Saturday, March 25th, 2023 21:57:52

Monumental Neglect

Updated: May 4, 2013 3:06 pm

The shocking revelation of the Archaeological Survey of India that 35 of its protected monuments have just disappeared into thin air should be an eye opener for nation. We Indians have never really bothered about preserving historical structures. In fact it was the British who realised the importance of these and set up in 1880, the Department of Archaeology, for the conservation of India’s artistic heritage and ancient culture. Whatever little remains today is due to the initiatives taken by these British colonialists.

Modern India’s continued apathy towards its own history is evident in the way we treat our relics and historical structures. A small example is the state of the palaces of our erstwhile rajas and maharajas. Expect for Rajasthan and Gujarat, most of these palaces have fallen in disrepair or just crumpled away.

The ASI is the government agency which is responsible for preserving the country’s cultural heritage. It has failed miserably to do so. Some examples are its neglect of the Sun Temple of Konark.

According to information which came as an answer to a question in Parliament, the ASI has admitted to a disturbing fact that 35 of the monuments that are under its care are “untraceable”, or in plain speak they have disappeared. Even the ASI does not know where these monuments have gone.

Out of these 35 that are “untraceable”, 12 are from the national capital Delhi, 8 in Uttar Pradesh, . J&K and Uttrakhand have lost three each. Gujarat, Haryana and Rajasthan have lost two each and Arunachal Pradesh, Assam and Karnataka are among states that record one such missing site.

When asked how a monument, a permanent structure, could vanish in thin air, S K Mitra, the ASI’s director of exploration & excavation. “We might have lost them because of modern construction, encroachment or perhaps destruction dating back to the British Raj.”

A supplementary question in Parliament elicited that there have been encroachments at 249 monuments and sites. Places like the ancient burial cave at Thrissur, pre-historic rock shelter at Raisen, megalithic site at Kanchipuram, rock-cut caves at Bongaigaon, Prithvi Raj Chauhan Fort at Hissar, and the Buddhist stupa at Champaran were all victims of encroachment. Even famous sites like Agra’s Jama Masjid, the Ellora caves and Golkonda Fort in Hyderabad have not been able to fend off the surge of modern-day settlers. As of December 2012, the ASI had succeeded in clearing only 24 such encroachments.

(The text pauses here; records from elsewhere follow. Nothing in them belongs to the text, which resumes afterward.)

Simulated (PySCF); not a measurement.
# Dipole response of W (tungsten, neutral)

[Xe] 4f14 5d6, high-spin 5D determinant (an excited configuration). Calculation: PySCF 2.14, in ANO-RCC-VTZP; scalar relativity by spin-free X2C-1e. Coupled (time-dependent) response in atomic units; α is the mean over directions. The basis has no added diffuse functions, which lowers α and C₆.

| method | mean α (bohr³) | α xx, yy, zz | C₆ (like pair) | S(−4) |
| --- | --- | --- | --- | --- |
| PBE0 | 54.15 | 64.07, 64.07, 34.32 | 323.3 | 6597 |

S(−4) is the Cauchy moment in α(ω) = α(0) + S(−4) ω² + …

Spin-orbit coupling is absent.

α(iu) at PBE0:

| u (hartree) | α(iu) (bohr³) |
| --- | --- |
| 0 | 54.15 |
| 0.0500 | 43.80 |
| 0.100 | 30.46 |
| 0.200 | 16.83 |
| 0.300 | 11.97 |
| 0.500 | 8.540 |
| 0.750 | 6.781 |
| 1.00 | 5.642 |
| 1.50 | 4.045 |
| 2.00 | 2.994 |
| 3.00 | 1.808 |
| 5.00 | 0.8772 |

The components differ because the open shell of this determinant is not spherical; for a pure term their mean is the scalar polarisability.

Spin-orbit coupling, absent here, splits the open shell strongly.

More than a million archaeological monuments have been identified in India, out of which this, the ASI is only looking after 6,000 odd ones. We have an extraordinarily rich, vast and diverse cultural heritage in the form of built heritage, archaeological sites and remains since prehistoric times. The sheer magnitude in number alone is overwhelming and these are the symbols of both cultural expression and evolution. There is no comprehensive record in the form of database where such archaeological resources in terms of built heritage, sites and antiquities can be referred. As a result this finite, non-renewable and irreversible resource of our country is fast disappearing without any record for the posterity.

Rapid urbanisation is spelling the doom of the urban monuments. The once in the remote areas are just forgotten. Undoubtly development is an important need; however, the planning involved in development needs to be better coordinated. People think of monuments as a hindrance to development.

This brings us to the imperative question of how much we care for our monuments and what significance we attach to our history. The government on its part needs to awake to the reality that these monuments are our national heritage and much needs to be done for conserving the same. More often it is seen that minimal amount is allocated for the upkeep of the same and adequate attention is not paid, even when it is found that their condition has deteriorated.

One must not forget that tourism is linked to these heritage structures and foreigners make a beeline for these monuments, whenever they are in India. Seeing these monuments in shambles make them feel disgraced too.

Ancient buildings and shrines are being regularly vandalised and used as public latrines. The walls of fortresses, palaces and havelis which have witnessed the romantic pageant of history now bear witness to a more modern romance in the form of graffiti. We as Indians can only make a pledge that we will not let more of our monuments disappear like this. It is time for everyone to wake up to the reality that these monuments are our heritage and we need to care for them.